# Poll - Mash Temps For Your Lager / Pilsner



## Hogan (2/4/07)

What temp do you mash you lager / pilsner at??

I have been doing mine at 66c. but find that after a week or so in the keg that it gets a sweet taste to it. This seems to cbe after the hops have rounded off. I would be interested to know at what temp other brewers mash to get the dry taste akin to a pilsner / lager.

MHB submitted a post last year on mashing temps. Following is a part of that post that relates to the 60-66c temps. 

_60C Optimum temperature for beta-amylase activity which converts starch into fermentable sugars. A beer mashed entirely at temperatures close to this would be fairly dry and relatively high in alcohol.

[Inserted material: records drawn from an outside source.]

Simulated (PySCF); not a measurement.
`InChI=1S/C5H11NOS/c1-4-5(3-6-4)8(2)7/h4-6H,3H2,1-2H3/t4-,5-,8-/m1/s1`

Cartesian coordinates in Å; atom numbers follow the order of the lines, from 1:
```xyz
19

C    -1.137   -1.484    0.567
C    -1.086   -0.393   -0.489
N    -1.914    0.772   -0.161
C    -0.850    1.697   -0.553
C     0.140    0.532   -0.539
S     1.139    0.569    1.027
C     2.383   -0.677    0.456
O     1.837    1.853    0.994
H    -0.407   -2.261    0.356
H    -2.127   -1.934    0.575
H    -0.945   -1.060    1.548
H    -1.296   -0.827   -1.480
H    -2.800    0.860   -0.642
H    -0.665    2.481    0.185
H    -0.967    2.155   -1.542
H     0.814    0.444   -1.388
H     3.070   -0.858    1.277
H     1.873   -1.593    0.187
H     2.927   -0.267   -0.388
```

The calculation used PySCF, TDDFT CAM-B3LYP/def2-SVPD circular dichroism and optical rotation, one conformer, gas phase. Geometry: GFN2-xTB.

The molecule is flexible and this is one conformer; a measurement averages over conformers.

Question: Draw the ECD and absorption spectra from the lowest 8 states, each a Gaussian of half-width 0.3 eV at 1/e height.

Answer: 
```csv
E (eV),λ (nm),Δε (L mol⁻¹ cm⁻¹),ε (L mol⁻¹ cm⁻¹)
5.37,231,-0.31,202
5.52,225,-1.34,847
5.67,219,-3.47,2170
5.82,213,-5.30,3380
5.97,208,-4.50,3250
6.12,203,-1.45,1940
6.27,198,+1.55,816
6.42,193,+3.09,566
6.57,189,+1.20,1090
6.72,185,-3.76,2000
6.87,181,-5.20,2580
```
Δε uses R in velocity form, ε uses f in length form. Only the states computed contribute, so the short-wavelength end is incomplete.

65C Optimum temperature for diastase activity which refers to alpha-amylase and beta-amylase working together synergistically. A beer mashed entirely at this temperature would have a well balanced ratio of fermentable to non fermentable sugars.
_

Cheers, Hoges.


----------



## Bobby (2/4/07)

I mash my lagers at 65c. Never have had a problem with sweetness.


----------



## Steve (2/4/07)

64 here :beer:


----------



## domonsura (2/4/07)

I try to mash lagers low as, around 62-63 to increase the fermentables for a dry crisp beer. (And of course more alcohol).
And NO sweetness.

edit: bed spalling


----------



## craig maher (2/4/07)

64 for me


----------



## devo (2/4/07)

66 never had any sweetness issues but have done b/w 64-65.


----------



## 3GumsBrewing (2/4/07)

Did an Oktoberfest on the weekend, mashed @ 64 then raised to 70 for the last 10 min.
For the Ales I usually just stick to 66 the whole way through.

Cheers
DK


----------



## sluggerdog (2/4/07)

62 - 64 C here!


----------



## tangent (2/4/07)

i try to get alpha and beta rests these days - even a decoction or two, so not many single infusion brews any more.


----------



## pint of lager (2/4/07)

Are your lagers reaching the expecetd fg?

You may want to start aerating your brews and pitching enough yeast. Lagers need double the yeast of an ale because the yeast divide at half the rate.

Check your mash thermometer. It is very important that you have a good quality thermometer and understand how to use it. Make sure that you are allowing the temp to settle correctly before taking a reading. My stick thermometer needs 30 seconds or so to come to equlibrium, otherwise the temp slowly creeps up and I end up mashing at 68 instead of 65.

Make sure you are using good quality fresh hops. If the IBU's are too far out, the bitterness will not balance the residual sweetness of all brews.


----------



## matti (2/4/07)

Dough in at 55 degrees and rest at 65.
Usually drop to 63 in the hour. Good stuff


----------



## Geoff-Donnellon (2/4/07)

Hogan said:


> What temp do you mash you lager / pilsner at??
> 
> I have been doing mine at 66c. but find that after a week or so in the keg that it gets a sweet taste to it. This seems to cbe after the hops have rounded off. I would be interested to know at what temp other brewers mash to get the dry taste akin to a pilsner / lager.
> 
> ...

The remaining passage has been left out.